A FASCINATING record of soldiers from the Glamis area, including the Queen Mother’s brother Fergus Bowes-Lyon, who lost their lives in the first world war has been presented to the Angus Folk Museum and the Black Watch Museum in Perth.
Former Glamis woman Margaret Thorburn, whose father William Thorburn was manager of the Royal Bank of Scotland in the village, made a special visit to Glamis to present her research to Major Ronnie Proctor of the Black Watch Museum and Mr Ian Duncan, session clerk at Glamis Church.
Margaret has researched the stories behind the soldiers who made the ultimate sacrifice for their country and who will be among the thousands remembered this weekend on Remembrance Sunday.
Margaret, who now lives in Edinburgh, found the names on the Glamis War Memorial which is situated near the entrance to Glamis Castle.
The first name is that of Captain the Honourable Fergus Lyon, although there wasn’t enough room on the memorial so he is listed as Captain The Hon. Fergus Lyon. He was the brother of the late Queen Mother, Elizabeth Bowes-Lyon, wife of George VI who was brought up at nearby Glamis Castle.
Margaret turned her attention to the Glamis War Memorial after completing a number of projects in the capital. She has a genuine interest in genealogy after first researching her own family history, starting with an uncle who moved out to Australia in the late 1920s.
Through her research she and an aunt went out to visit the uncle in Brisbane.
She told the Dispatch and Herald: “We hadn’t heard from him for 30 years and we eventually got in touch with him in Perth, Western Australia. I started delving in to my family tree and when I retired I joined the Scottish Genealogy Society. I got landed as volunteer and am now team leader for the Wednesday group which meets in Victoria Terrace in Edinburgh.”
As archivist at the Dean Parish Church, where Margaret is a member, she got involved in researching the stories behind the soldiers listed on the church’s war memorial after a request from a Fife woman who believed three of her uncles were listed on the memorial.
Margaret continued: “Six months later we got an e-mail from Australia asking the same question and I thought it was interesting. I started delving in to the family tree and discovered the family in Australia had lost touch with family in Scotland.
“A year past October two sisters from Australia came over and had a reunion with Scottish relatives in our church.”
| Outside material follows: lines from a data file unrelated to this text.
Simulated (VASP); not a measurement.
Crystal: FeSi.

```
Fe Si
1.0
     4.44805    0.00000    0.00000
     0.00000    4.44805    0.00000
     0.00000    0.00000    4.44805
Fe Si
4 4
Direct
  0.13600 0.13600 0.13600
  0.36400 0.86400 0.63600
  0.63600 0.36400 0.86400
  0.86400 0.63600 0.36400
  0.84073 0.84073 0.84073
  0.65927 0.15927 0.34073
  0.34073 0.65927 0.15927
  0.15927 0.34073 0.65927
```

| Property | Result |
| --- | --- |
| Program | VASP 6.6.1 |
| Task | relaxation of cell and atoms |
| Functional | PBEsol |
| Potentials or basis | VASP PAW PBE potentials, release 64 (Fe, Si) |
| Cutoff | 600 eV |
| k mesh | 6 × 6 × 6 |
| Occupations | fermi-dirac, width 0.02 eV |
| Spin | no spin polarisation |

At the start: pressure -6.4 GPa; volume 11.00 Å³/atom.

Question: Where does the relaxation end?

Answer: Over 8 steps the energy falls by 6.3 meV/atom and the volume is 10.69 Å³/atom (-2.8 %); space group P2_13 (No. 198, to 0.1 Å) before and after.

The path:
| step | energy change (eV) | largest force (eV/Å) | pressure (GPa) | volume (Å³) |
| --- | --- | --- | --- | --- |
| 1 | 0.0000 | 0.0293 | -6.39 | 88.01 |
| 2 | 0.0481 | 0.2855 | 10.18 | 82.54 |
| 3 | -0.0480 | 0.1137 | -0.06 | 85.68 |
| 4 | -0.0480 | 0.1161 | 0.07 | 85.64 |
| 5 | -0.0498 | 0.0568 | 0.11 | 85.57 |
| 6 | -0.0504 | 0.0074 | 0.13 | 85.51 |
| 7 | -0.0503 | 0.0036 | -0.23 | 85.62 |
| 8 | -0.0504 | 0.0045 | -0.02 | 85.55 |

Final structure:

Margaret then went on to research the names on yet another memorial in the church, that of the John Watson School and once she completed that she turned her attention to Glamis.
“I thought I used to live Glamis, so why not give Glamis a go?” There were about 50 names on the Glamis War Memorial. I started researching them in March when I took photographs of the memorial.”
Margaret’s research involved looking up the Wargraves website and searching through the census of 1901.
She spent time sifting through records at Register House in Edinburgh and the Genealogy Library.
She found the research almost addictive commenting: “The more you find out, the more you want to find out.
“Because I lived in Glamis I could relate to a lot of the names, especially the farm names in the Glamis and Charleston areas. I didn’t delve in to their army records but was more interested in who they were, their age and their parents.
“There was no family connection for me with the war memorial but I felt that, having done all the research, I wanted it to go some place people could view it and thought the Angus Folk Museum at Glamis was more appropriate.”
Commenting on Margaret’s work Major Ronnie Proctor, Angus councillor for the Glamis area, said: “We are really grateful for all the work Margaret has done. She has done a lot of research and got in touch with me when she got stuck on a couple of Black Watch people so I gave her a bit of a hand pointing her in the right direction.
“She has presented a full copy of her work to the Glamis Church which will be on display in the Angus Folk Museum in Glamis, as well as details of the Black Watch soldiers for the Black Watch Museum.
“As well as photographs her research includes photographs of the war memorial, all the names and the background to each of the names of soldiers who were killed in World War One.”
“It’s absolutely brilliant. A colleague of mine, Fraser Brown and I go round local schools trying to bring the names on war memorials to life for pupils. The sort of research Margaret has done is very much part of what we do. This makes it much more interesting to the kids.”